Whittemore broke the law, but he should not do time

At his zenith, Harvey Whittemore was loud, bombastic, occasionally obnoxious.

He had power, through his clients, and he wielded it in Carson City for them. And not very quietly.

Combining a quicksilver intellect and a nonpareil work ethic, Whittemore became very wealthy, transformed himself into a developer and envisioned a bedroom community for Las Vegas called Coyote Springs.

And then it all fell apart. The recession, the fracturing of his business relationships and then…the indictment and conviction for illegal contributions to Senate Majority Leader Harry Reid.

Whittemore’s descent has been Shakespearean, and on Monday, a judge will decide whether this is a morality play that ends with him in prison. Whittemore is guilty – of that there is no doubt – but the thought of him behind bars for reimbursing employees and family for contributions astonishes me.

Prison for this? It’s lunacy.

I have been thinking about this since the story first broke, almost immediately followed by politicians, including Reid, acting as if the man they once cozied up to had leprosy. I understand the standard elected official’s instinct for survival and small capability for loyalty. But the way Whittemore was treated by people he helped, as I wrote at the time, disgusts me.

This kind of violation has happened many times before, many we probably don’t know about and some that have resulted in law enforcement intervention. Heavy fines were levied on businessmen Ray Norvell ($110,000) and Jim Rhodes ($159,000) for the same offense Whittemore committed.

But prison? It’s insane.

Don’t misunderstand: I can see where the prosecution would argue that Whittemore showed a recklessness and arrogance that many, myself included, will find familiar. The argument: As a lawyer, he should have known better. As a seasoned insider, he had to know better.

But that's a bit facile, I think. I see another scenario:

Whittemore exuberantly promises Reid he will get him $150,000 – Whittemore is hardly beyond braggadocio. The quarterly FEC deadline approaches, suddenly he hasn’t gotten it done, so he rushes to cobble together the donations. Where he strayed – where he broke the law – was in reimbursing people for the money. The reason that is illegal is because it makes a mockery of the campaign contribution limits. A bunch of people didn’t give Reid $150,000; Harvey Whittemore did.

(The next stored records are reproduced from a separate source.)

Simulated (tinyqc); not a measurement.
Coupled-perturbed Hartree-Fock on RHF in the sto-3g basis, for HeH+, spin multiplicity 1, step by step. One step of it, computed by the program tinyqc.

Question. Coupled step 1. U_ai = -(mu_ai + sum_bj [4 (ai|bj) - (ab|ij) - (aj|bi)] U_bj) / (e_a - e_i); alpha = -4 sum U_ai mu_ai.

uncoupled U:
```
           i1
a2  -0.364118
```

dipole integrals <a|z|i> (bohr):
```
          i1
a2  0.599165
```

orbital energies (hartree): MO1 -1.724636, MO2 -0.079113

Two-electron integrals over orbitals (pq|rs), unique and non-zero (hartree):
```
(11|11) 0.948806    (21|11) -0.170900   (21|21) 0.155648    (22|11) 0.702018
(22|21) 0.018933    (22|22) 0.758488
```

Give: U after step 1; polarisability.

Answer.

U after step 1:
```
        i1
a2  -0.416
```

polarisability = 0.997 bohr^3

At a time when Sheldon Adelson can write a $5 million check to Newt Gingich’s SuperPAC, this seems almost laughable. If Whittemore had just waited a few years, he could have simply given the majority leader's PAC a check for the $150,000. Trust me, if it were 2015, Reid would want a lot more than that.

Yes, Whittemore should face a hefty fine. Perhaps he should have to make other forms of restitution – community service, pro bono legal work.

But prison? It’s nuts.

My old friend, Jane Ann Morrison, wrote about a federal parole officer's putative recommendation for a 51-month sentence for Whittemore. More than four years? For what he did?

As Morrison pointed out, that’s about what ex-Clark County Commissioner Dario Herrera, perhaps the most corrupt of all the G-Sting defendants, got for being a public official who took bribes. Check “proportionality” in the dictionary, folks.

I have heard the speculation that this all happened because zealous prosecutors saw who the contributions went to and saw a majority leader’s head on the wall. Maybe they threw the book at Whittemore – lying to the FBI? – to induce him to give them dirt, if he had any, on Reid.

I find that all to be conspiracy theorizing, mental masturbation that may or may not be grounded in reality. But I can hear the whispers inside law enforcement: “This will send a message.” “We can’t let him skate with out prison.” “He needs to be punished.”


I ran into Whittemore at a party and he seemed a shell of his former self, like a condemned man who was going through the motions of living. He put the best face on it, but that’s all it was: a façade.

Whittemore has lost a fortune. His reputation is in tatters. He is a convicted felon. Too many of his friends – where are you, Prince Harry? – have deserted him.

I don’t know what the appropriate punishment is. A $1 million fine, maybe. Disbarment, perhaps. But prison?

That punishment does not fit this crime.